Serious rights abuses, including war crimes, persisted in North Sinai predominantly by the army but also by ISIS-affiliated militants. The army demolished thousands of homes and buildings and forcibly evicted residents. Approximately 100,000, or one-fifth of North Sinai’s population, have been displaced by forced evictions or the war since 2014.

In February alone, the authorities executed 15 prisoners following flawed trials in cases of a political nature. Military and civilian courts of appeal upheld at least 32 death sentences in 2019, raising the number of those on death row to 74, the majority charged with political violence.

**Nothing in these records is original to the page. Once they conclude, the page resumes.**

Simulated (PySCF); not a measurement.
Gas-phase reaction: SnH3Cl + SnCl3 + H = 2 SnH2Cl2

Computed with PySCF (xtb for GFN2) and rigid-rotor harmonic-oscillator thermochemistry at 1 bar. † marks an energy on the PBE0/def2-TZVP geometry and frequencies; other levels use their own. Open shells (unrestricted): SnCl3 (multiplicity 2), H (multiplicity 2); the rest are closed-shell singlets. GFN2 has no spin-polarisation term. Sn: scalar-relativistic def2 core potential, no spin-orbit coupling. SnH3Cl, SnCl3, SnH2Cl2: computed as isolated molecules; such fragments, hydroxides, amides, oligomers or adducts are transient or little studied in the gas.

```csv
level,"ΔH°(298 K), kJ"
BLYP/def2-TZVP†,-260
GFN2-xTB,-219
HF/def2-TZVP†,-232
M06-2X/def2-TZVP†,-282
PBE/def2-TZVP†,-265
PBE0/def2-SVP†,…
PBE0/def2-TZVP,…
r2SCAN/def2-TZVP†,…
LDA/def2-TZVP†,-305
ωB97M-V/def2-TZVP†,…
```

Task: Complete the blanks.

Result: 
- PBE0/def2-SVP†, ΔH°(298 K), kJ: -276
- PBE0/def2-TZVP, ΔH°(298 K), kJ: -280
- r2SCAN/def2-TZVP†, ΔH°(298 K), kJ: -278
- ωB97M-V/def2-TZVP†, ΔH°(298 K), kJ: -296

In August, al-Sisi approved a new nongovernmental organization law that keeps in place severe restrictions on the work of nongovernmental organizations. Egypt remains one of the world’s worst jailers of journalists, with roughly 30 journalists behind bars, mostly without trial. The authorities have blocked about 600 news, political, and human rights websites, including Human Rights Watch. In November, the authorities broke into the office of Mada Masr, one of the last independent news sources in the country, and detained staff members.

During Egypt’s Universal Periodic Review at the Human Rights Council in November, scores of countries from across various regions criticized abuses in Egypt.

“The United States continued to provide extensive military aid to Egypt while rarely offering public criticism of its human rights record. President Donald Trump reportedly praised al-Sisi as his “favorite dictator” during meetings in August,” said Stork.